Numerical Analysis
Secant Method
Root finding by two-point linear approximation — superlinear convergence at golden-ratio order without needing a derivative
The secant method solves f(x) = 0 by drawing the secant line through the last two iterates and using its x-intercept as the next guess. It is Newton's method with f'(x_n) replaced by a finite-difference slope (f(x_n) − f(x_{n-1}))/(x_n − x_{n-1}). Convergence order is the golden ratio φ ≈ 1.618 — superlinear, faster than bisection's order 1, slower than Newton's 2, and requires no derivative.
- Iterationx_{n+1} = x_n − f(x_n)·(x_n−x_{n-1})/(f(x_n)−f(x_{n-1}))
- Convergence orderφ = (1+√5)/2 ≈ 1.618
- Per step1 new f-evaluation
- Needs derivativeNo
- Starting dataTwo initial guesses x_0, x_1
- Production formBrent's method (secant + bisection)
Watch the 60-second explainer
A condensed visual walkthrough — narrated, captioned, under a minute.
The two-point secant idea
Newton's method requires f'(x). When the derivative is unknown, expensive, or undefined, you can approximate it from two recent function values:
f'(x_n) ≈ (f(x_n) − f(x_{n-1})) / (x_n − x_{n-1})
Plug this approximation into Newton's update x_{n+1} = x_n − f(x_n)/f'(x_n) and you get the secant iteration:
x_{n+1} = x_n − f(x_n) · (x_n − x_{n-1}) / (f(x_n) − f(x_{n-1}))
Geometrically: draw the secant line through (x_{n-1}, f(x_{n-1})) and (x_n, f(x_n)). It crosses the x-axis at x_{n+1}. Then slide the window — drop x_{n-1}, keep x_n, and use x_{n+1} as the new latest point. Each step needs one new function evaluation (for f(x_{n+1})); the old value f(x_n) gets reused.
Why the order is the golden ratio
Let r be a simple root and e_n = x_n − r the error at iteration n. Taylor-expand f around r and substitute into the iteration formula. After algebra, the error obeys
e_{n+1} ≈ C · e_n · e_{n-1} where C = f''(r) / (2 f'(r))

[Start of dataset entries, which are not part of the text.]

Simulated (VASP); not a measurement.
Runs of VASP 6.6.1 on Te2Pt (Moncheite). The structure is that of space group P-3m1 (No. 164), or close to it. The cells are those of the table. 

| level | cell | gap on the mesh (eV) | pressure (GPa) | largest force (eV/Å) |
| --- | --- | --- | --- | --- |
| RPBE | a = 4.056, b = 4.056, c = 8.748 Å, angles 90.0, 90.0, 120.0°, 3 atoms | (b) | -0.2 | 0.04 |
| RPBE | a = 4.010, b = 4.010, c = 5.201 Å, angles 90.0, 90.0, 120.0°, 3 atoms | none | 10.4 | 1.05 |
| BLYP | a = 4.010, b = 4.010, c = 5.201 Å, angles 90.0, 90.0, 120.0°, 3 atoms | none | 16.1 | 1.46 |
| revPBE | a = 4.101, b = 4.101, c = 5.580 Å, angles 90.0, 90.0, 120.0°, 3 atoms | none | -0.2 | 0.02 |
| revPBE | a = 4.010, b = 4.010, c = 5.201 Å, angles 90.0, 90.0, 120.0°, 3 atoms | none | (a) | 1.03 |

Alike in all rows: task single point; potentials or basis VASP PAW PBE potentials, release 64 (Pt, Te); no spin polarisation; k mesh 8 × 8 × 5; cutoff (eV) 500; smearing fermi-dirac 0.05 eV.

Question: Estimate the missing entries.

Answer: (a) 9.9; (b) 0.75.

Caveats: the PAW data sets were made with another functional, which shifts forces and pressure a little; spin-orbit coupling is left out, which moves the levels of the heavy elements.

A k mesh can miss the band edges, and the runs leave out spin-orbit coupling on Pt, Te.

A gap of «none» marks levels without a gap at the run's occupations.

Assume convergence at some power p: |e_n| ∼ A |e_{n-1}|^p. Then |e_{n+1}| ∼ A |e_n|^p, and substituting into the error relation:
A |e_n|^p ∼ C · |e_n| · |e_{n-1}|
Using |e_{n-1}| ∼ |e_n|^{1/p} from the assumption and substituting:
|e_n|^p ∼ |e_n| · |e_n|^{1/p} = |e_n|^{1 + 1/p}
Equating exponents: p = 1 + 1/p, i.e. p² − p − 1 = 0. The positive root is
p = (1 + √5) / 2 = φ ≈ 1.6180339887...
The same characteristic equation that produces the Fibonacci sequence controls the convergence of secant iteration — both descend from the recurrence relation x_n = x_{n-1} + x_{n-2}. So secant's error at iteration n+1 is roughly the (1.618)-th power of e_n: better than linear (where p = 1), worse than quadratic (p = 2), but per evaluation often the best you can do without derivatives.
Worked example: computing √2 (again)
Solve f(x) = x² − 2 = 0. Start with two initial guesses x_0 = 1 and x_1 = 2. The true root is √2 ≈ 1.41421356237.
n x_n f(x_n) secant slope digits correct
─ ─────────── ─────────── ────────────── ──────────────
0 1.000000000 -1.000000 — 0
1 2.000000000 2.000000 3.000000000 0
2 1.333333333 -0.222222 (-1 - 2)/(1 - 2) 1 (using x_0, x_1)
3 1.400000000 -0.040000 0.666666667 2
4 1.413793103 -0.001188 0.733333333 3
5 1.414215686 0.000006 0.804597701 5
6 1.414213562 -7.6e-12 0.821428571 11
7 1.414213562 0 0.828429157 16 (machine precision)
Eight iterations to reach machine precision from a deliberately weak start. Each step gains roughly 1.618 digits — half-way between linear (one per step) and quadratic (doubling). Compare to Newton's method on the same problem, which reaches machine precision in five iterations starting from x_0 = 1 alone.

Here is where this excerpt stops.